What are some upcoming trends for 2014?
I think we’re going to see a lot of bighearted, outlandish eccentricity in the next year or so. After spending so many months worrying over tedious, bureaucratic things like the government shutdown and the user friendliness of a federal website, we’re ready to cast our eyes heavenward. Imagination is paramount. I’m thinking of books like Porochista Khakpour’s The Last Illusion, about to be published by Bloomsbury, a wild fable about a boy who was raised as a bird. This summer will bring Marie-Helene Bertino’s magical debut novel, 2 A.M. at the Cat’s Pajamas, from Crown—with characters absolutely full of wonder—and our own Preparing the Ghost, a magnificent book-length essay by Matthew Gavin Frank about memory, obsession and the giant squid (an obvious combination if ever there was one). Then this fall, Public Affairs is bringing out Nothing is True and Everything is Possible by Peter Pomerantsev, a wildly funny and often surreal look at 21st-century Russia (full disclosure: I became aware of this book because my husband is the American editor). Fiction, nonfiction, new writers, established writers—look for a lot of color and spice this year.
What book/genre/topic would you like to see cross your transom?
I love publishing books that look at history from a new, often novelistic angle, something in the vein of The Hare with Amber Eyes (2010)or The Suspicions of Mr. Whicher (2011). Another long-held wish is to do a few great sports books, particularly football. I am a true, passionate Boston sports fan, and I firmly believe that sport is narrative, so I’d love to see some really literary sports books in my inbox. I’m also always looking for an expansive, multigenerational novel that will make me feel the way I did when I read The Thorn Birds (1977)as a kid. I would have read that story through 10 more generations. I’m very lucky at Liveright to be able to publish such a range of books.

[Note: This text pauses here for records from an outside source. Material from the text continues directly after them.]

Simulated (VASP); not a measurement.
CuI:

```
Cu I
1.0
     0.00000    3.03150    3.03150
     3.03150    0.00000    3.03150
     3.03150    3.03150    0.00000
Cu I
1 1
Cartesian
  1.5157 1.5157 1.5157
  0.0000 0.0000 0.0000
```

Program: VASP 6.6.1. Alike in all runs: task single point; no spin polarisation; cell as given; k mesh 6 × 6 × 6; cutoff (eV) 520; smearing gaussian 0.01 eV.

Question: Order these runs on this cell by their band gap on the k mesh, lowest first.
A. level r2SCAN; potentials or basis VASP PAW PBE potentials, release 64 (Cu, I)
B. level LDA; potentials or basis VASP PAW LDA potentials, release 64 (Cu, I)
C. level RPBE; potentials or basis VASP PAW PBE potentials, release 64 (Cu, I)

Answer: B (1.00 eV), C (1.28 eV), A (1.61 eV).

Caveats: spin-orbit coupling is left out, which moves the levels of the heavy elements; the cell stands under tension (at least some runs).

What topic don’t you ever want to see again?
I’m sure a lot of people say the same thing, that there really is no topic, however well-trodden, that can’t be reinvented by a truly brilliant writer. So instead, I’ll say that what I hope to see less of is navel-gazing in general. Whatever the genre, I’m allergic to writers who mythologize their own experiences without thinking about a larger relevance.
What is unique about your corner of the industry?
Norton is employee-owned, something I knew but did not fully appreciate until I began working here. People have a stake in this place, and that gives them a deeper pride and sense of purpose about our shared work. When an editor brings a submission to the editorial board, it can sometimes be a fight because everyone around that table is implicitly protecting a reputation they’ve helped create. That passion is really special, and I’ll take it over cynicism any day.
Katie Henderson Adams is an editor at Liveright (a division of W.W. Norton) acquiring literary fiction and nonfiction. She received her Bachelor of Arts at Columbia University and a master’s degree in English Literature at New York University. She has formerly worked at Other Press, Doubleday, Bloomsbury Press and Oxford University Press.